For all its gunplay and explosions and multi-car chases, 'The Instigators' is too committed to its good vibes to flirt with real urgency.
It’s a crime lark so relaxed it practically slips the audience a sedative.
Liman, who ushered Damon onto the action-hero A-list with 'The Bourne Identity' a couple decades ago, finds ways to blow money.
(There’s a climactic heist involving fire trucks that probably cost as much money as the characters are trying to steal.
) But on a whole, 'The Instigators' is closer in chatty, small-scale spirit to the director’s debut, 'Swingers,' with Damon in the Jon Favreau role and Affleck bringing some of the sardonic attitude of Vince Vaughn.
Though packed with familiar faces, the movie really does come down to the clashing personalities of its stars, who bring the familiarity of childhood companionship to a couple of strangers bonding over their escalating bad luck.

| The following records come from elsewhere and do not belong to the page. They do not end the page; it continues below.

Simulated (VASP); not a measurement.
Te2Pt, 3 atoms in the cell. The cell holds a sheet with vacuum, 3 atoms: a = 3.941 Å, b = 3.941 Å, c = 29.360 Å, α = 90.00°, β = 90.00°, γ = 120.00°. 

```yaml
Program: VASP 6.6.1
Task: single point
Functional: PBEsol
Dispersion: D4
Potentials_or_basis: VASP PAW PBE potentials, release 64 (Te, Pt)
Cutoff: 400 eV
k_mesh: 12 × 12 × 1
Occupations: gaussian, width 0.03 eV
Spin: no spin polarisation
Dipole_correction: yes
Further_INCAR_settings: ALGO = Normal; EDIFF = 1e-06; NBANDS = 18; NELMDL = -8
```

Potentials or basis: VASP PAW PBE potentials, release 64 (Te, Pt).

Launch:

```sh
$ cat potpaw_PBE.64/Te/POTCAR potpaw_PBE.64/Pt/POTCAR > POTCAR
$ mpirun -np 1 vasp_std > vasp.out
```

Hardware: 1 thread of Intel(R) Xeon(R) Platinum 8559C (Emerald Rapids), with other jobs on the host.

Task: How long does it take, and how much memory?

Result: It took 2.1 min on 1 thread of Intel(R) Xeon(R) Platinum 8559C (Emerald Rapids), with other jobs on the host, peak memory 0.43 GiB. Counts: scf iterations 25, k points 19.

With apologies to Ben, 'The Instigators' might be the Damon/Affleck pairing worth revisiting.
Though they’ve appeared in multiple movies together over the years, Matt Damon and Casey Affleck have only just now arranged a showcase for their own lifelong personal/creative rapport.
'The Instigators' casts the two as contrasting screw-ups who go on the run after a heist gone wrong, with a bunch of cops and criminals played by famous character actors in hot pursuit.
Director Doug Liman brings a certain discount Steven Soderbergh energy to the action, but the perennially laidback quality begins to seem like more of a liability than a merit.
This buddy comedy lives or dies on your affection for its stars, offering complementary shades of good-natured Bostonian ineptitude.